3/1/09
In a 3/1/09 Chicago Tribune commentary piece, Mike Zucker, a stockbroker who resides in South Lake Tahoe, California, excoriates CNBC futures reporter Rick Santelli for Mr. Santelli’s expression of exasperation at the government’s plan to bail out millions of underwater and/or behind on their payments “homeowners.” Mr. Santelli, making perfect sense, said of the Obama administration’s plan “The government is promoting bad behavior!” Then Mr. Santelli went on to ask if “we really want to subsidize the losers’ mortgage.” While the word “loser” was poorly chosen, and one suspects Mr. Santelli regrets using it, Mr. Santelli’s major point was absolutely right; the Obama administration’s proposal is yet another in a long line of government schemes designed to punish the responsible to bail out the irresponsible.
Mr. Zucker disagrees, but his arguments are specious. He says that
“Nobody’s suggesting paying for neighbors’ mortgages or extra bathrooms. The proposal deals with a shared government/lender concept of moderating some mortgage rates and possibly some minor principal.”
Who exactly does Mr. Zucker think the “government” is in a “shared government/lender concept”? The government is indeed the taxpayer, the responsible taxpayer who pays his or her mortgage on time because he or she didn’t feel the need to look down his nose at others by an ostentatious display of wealth s/he did not have in the form of a house s/he could not afford.
Mr. Zucker, while castigating Mr. Santelli for not having read the Obama plan, is apparently a little short himself on the plan’s details. One component is a refinance plan, allowing Fannie Mae and Freddie Mac, both now wards of the state, to lend up to 105% of the value of home, up from the previous 80% of a home’s value. Who is on the hook for the $200 billion the government will put up to back these risky mortgages? The taxpayer. The second major component, of the plan, with a price tag of $75 billion, is to persuade lenders (if they can be identified, but that is another issue) to reduce the monthly principal and interest payment on a mortgage to 38% of borrower’s income. If the lenders do that, the government (i.e., the taxpayer) will provide a further subsidy to bring down the P&I to 31% of a homeowner’s income. The first component of the Obama plan puts the taxpayer on the hook for untold liabilities, the second goes right into the taxpayer’s pocket to, indeed, bail out his neighbor’s extra bathrooms and outrageous spending.

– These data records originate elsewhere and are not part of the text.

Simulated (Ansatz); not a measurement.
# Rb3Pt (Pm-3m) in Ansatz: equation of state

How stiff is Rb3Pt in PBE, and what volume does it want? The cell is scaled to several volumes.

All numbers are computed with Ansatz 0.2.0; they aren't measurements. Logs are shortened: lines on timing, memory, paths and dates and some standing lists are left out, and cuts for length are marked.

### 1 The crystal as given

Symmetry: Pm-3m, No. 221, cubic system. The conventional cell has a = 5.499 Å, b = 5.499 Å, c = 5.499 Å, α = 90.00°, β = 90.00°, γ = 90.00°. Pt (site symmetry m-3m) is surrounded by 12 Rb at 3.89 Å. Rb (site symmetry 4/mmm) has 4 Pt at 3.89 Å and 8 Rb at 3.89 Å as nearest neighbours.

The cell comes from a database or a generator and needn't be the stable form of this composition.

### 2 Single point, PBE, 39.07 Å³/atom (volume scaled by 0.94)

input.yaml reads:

Mr. Zucker argues that not all lenders are in trouble because they bought too much house. This argument is ridiculous. If you can’t afford your mortgage payment, you bought too much house, and/or borrowed too much against your house, by definition. Even outside the most outrageous cases (e.g., the (perhaps, but probably not, apocryphal) guy who makes $50,000 and has $350,000 (or more) in mortgage debt and a home equity financed Lexus or two in the driveway), even those few people whom Mr. Zucker cites who actually put down 20% on a conventional mortgage and are now in default are, by definition, in more house than they can afford. When one buys a house, one does not spend to the absolute limit of one’s income and assume everything will at least stay the same, or, in most cases, improve, financially. A prudent buyer buys less house than s/he can afford and puts money aside just in case things take a turn for the worse on the financial and economic front. I’m sure those in favor of bailing out the irresponsible can find a few people who applied such quaint logic to their home purchases and subsequent spending habits but who still find themselves in danger of default, but I’d be willing to bet a very few. If this program were designed only to help out such responsible borrowers, it would be so small it would escape all but the most ardent political junkie’s notice.
Mr. Zucker, who apparently doesn’t watch CNBC and thus doesn’t know Rick Santelli’s position on the overall bailout mania in Washington, comes up with the following:
“Rick, rewarding bad behavior is giving huge subsidies to financial institutions that use them to buy other companies, or to treat their incapable executives to expensive junkets…”etc., etc.
Perhaps to Mr. Zucker’s surprise, this is a point on which he, I, and Mr. Santelli agree. Rick Santelli has consistently opposed every bailout that has come down the pike, and has done so to the strong opposition of his CNBC colleagues who, with a few exceptions, have been all for the bailouts that constitute the Bush/Obama financial policy.
The responsible are already bailing out the irresponsible through the low interest rates we receive on our savings, low interest rates that prevail largely because Obsequious Ben Bernanke and his colleagues at the Fed simply can’t bear to see any borrower, especially big borrowers with impressive sounding Wall Street names, fail. Now Mr. Obama is following in Mr. Bush’s bail out footsteps by proposing a massive government spending program, ultimately coming out of the taxpayers’ pockets, designed to bail out more people who simply borrowed too much money to buy too much house and too many toys. Again, the responsible will be forced to pick up the tab for the irresponsible.
And people wonder why the ranks of the responsible continue to shrink.